K-Nearest Neighbors (KNN)

Mechanism: KNN is a non-parametric, lazy learning algorithm that works by classifying a new data point based on the majority class of its K nearest neighbors in the feature space.
The "distance" to neighbors is typically calculated using metrics like Euclidean distance, Manhattan distance, or others, determining how similar data points are.
Impact of K:
- If K=1, the model is highly sensitive to noise and outliers, as a single noisy neighbor can determine the classification.
- Increasing K generally stabilizes the decision boundaries, making the model more robust to noise but can also oversimplify complex decision boundaries, potentially leading to underfitting (high bias, low variance).
Choosing Optimal K: The optimal value of K is crucial for good performance and is typically found through systematic methods like cross-validation or grid search strategies to identify the hyperparameters that yield the best model performance on unseen data.
Curse of Dimensionality: KNN's performance can degrade significantly in high-dimensional spaces, a phenomenon known as the "curse of dimensionality," where distances become less meaningful, and the data becomes sparse.

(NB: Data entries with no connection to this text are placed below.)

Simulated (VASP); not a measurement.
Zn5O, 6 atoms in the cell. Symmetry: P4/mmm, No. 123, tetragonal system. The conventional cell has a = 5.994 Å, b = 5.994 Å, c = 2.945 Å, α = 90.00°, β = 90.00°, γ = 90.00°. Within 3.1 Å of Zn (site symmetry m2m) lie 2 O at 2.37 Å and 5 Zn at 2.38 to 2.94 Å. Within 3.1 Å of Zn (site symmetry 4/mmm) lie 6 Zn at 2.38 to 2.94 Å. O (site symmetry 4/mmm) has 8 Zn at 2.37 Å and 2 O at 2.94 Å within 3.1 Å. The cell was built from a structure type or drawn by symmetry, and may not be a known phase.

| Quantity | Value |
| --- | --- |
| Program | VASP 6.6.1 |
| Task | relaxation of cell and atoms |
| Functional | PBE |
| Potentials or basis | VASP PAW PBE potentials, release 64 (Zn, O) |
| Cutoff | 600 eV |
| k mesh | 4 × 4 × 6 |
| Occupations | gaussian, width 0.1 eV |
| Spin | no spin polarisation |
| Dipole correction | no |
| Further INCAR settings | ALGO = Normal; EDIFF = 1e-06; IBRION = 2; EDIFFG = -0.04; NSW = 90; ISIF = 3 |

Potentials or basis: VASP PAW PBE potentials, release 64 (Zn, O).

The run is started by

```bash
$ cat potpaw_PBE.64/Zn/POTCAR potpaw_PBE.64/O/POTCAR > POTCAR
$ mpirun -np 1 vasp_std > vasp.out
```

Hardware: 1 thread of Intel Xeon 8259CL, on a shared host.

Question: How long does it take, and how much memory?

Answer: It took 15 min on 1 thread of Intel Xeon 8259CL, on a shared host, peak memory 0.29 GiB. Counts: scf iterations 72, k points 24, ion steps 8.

Support Vector Machines (SVM)

Objective: SVM aims to find the optimal hyperplane (a decision boundary) that best separates data points of different classes by maximizing the margin between them. The margin is the distance between the hyperplane and the closest data points from each class.
Support Vectors: The hyperplane is crucially derived from the data points that are closest to it. These critical data points, which directly influence the position and orientation of the hyperplane, are called "support vectors."
Optimization with Slack Variables: SVM's optimization seeks to maximize the classification margin while also minimizing misclassification errors. For non-perfectly separable data, "slack variables" are introduced to allow some misclassifications or points within the margin, penalizing them in the objective function to find a balance between margin maximization and error minimization.
Linear vs. Non-linear Data:
- Linear SVM: Works well when classes can be separated by a straight line or plane.
- Non-linear SVM (Kernel Trick): Regularly handles non-linear data by using "Kernel tricks." Kernels are functions (e.g., RBF - Radial Basis Function, Polynomial, Sigmoid) that implicitly map the original input features into a higher-dimensional space where the data might become linearly separable. This avoids computationally intensive direct mapping of all data points.
Kernel Types: Various kernel types allow SVM to manage complex data transformations effectively for decision boundary determination, depending on the intrinsic distribution and complexity of the data.
Example Formulations for SVM:
- The primary goal is to maximize the margin, which is inversely proportional to the norm of the weight vector ||w||:
  \text{Maximize:} \frac{2}{|w|}
- Subject to the constraint that all data points are correctly classified with a margin of at least 1 (for hard-margin SVM) or considering slack variables (for soft-margin SVM):
  yi (w \cdot xi + b) \ge 1 \quad \text{for all } i
  where yi is the label (-1 or 1), xi are the features, w is the weight vector, and b is the bias.

Implementation Details

Python Libraries: Powerful Python libraries like scikit-learn (sklearn) provide efficient and user-friendly implementations of SVM, KNN, and Logistic Regression, among other machine learning algorithms.
These libraries offer various hyperparameters that can be tuned to optimize model performance, such as C (regularization parameter) and kernel for SVM, n_neighbors for KNN, and solver for Logistic Regression.
Importance of Tuning: There is a strong emphasis on regularization (preventing overfitting) and comprehensive hyperparameter tuning for sensitive models like KNN and SVM, as their performance is highly dependent on these choices.

Project Requirements and Assignment Guidelines

Data and Target Variable Identification: Clearly define the dataset being used and precisely identify the target variable that the model will predict.
Preprocessing: Includes essential steps such as stratifying the dataset during splitting (e.g., train-test split) to maintain class proportions, and applying correct scaling methods (e.g., StandardScaler, MinMaxScaler) to features, which is critical for distance-based algorithms like KNN and SVM.
Experimentation Component: Requires conducting thorough experimentation with different hyperparameters for chosen models and evaluating their performance using relevant metrics, particularly precision-recall metrics (and their curves) for validation datasets.
Visual Presentations: Creation of clear visual presentations (e.g., plots, graphs) to illustrate findings, model performances, and decision boundaries where applicable.
Detailed Comparison in Reporting Outcomes: A comprehensive report detailing the methodologies, experimental results, and a thoughtful comparison of different models' performances and their implications.
Logical Reasoning: Note that logical reasoning behind metric selections (e.g., why F1 score over accuracy for imbalanced data) and the chosen thresholds (e.g., decision boundary for logistic regression) should underpin the final project analysis and conclusions.